It gives you a lot of empathy. As you said, when you hear about these stories of people, it's so easy to say like, yeah, they're just bad.
You know, when I go into prisons and I get to know these people and there's some folks that we've been a part of reducing their sentences and getting them out. The biggest thing that I'm aware of when I talk about my life, there's shame in it. Because the truth is, man, I had every opportunity. I went to a great school. I had good parents who loved me.
And I hit these walls over and over and over and over. So many chances. This wasn't the worst thing that I had ever. Like, dude, what are you doing? But the thing that I find is the only reason that I got these second chances is because of that privilege. Honestly, it's the only reason.
And there are so many folks who just don't have that or who made that same deal with whatever and it didn't work out for them.
And they're no better than me. They're no worse than me. Do you have an explanation for what was driving this side of you?
For me, it's always, again, been I have these pillars of brothers who never fucked up, just got it all fucking figured out. And by the way, always made me feel like I had real worth. In a bond, you go to John. You really want to talk about something in motion? You really want to have an honest conversation? I know they come to me. They'll always come to me. And I was always that guy.
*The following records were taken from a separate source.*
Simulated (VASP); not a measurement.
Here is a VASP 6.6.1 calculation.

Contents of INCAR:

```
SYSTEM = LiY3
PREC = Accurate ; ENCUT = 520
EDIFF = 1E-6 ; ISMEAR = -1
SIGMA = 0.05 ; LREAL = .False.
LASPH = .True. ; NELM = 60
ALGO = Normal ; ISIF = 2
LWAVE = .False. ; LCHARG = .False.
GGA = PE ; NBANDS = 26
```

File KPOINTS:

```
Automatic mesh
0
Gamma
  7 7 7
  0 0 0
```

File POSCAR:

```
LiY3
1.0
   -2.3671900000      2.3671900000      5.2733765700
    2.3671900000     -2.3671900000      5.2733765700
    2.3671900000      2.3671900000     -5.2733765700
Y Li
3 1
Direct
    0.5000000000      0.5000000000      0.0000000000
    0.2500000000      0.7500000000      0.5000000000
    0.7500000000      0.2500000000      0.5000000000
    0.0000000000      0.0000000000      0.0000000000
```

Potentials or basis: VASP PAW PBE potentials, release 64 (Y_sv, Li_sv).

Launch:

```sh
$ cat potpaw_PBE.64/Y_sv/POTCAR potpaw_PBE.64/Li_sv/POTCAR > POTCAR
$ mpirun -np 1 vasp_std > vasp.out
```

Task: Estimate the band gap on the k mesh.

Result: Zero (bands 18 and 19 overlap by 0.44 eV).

That being said, I know it all came from shame. It all came from the times I was beat up, the times that I was jumped and I didn't do anything about it, the times that I was really scared.
I can explain all this by one event. I let a kid beat me up in sixth grade. And for years, I laid in bed at night going, oh my fucking God, why didn't you fight me?
Do you know how much violence has happened because of young men laying in bed in light, hating themselves because they couldn't make their hands move?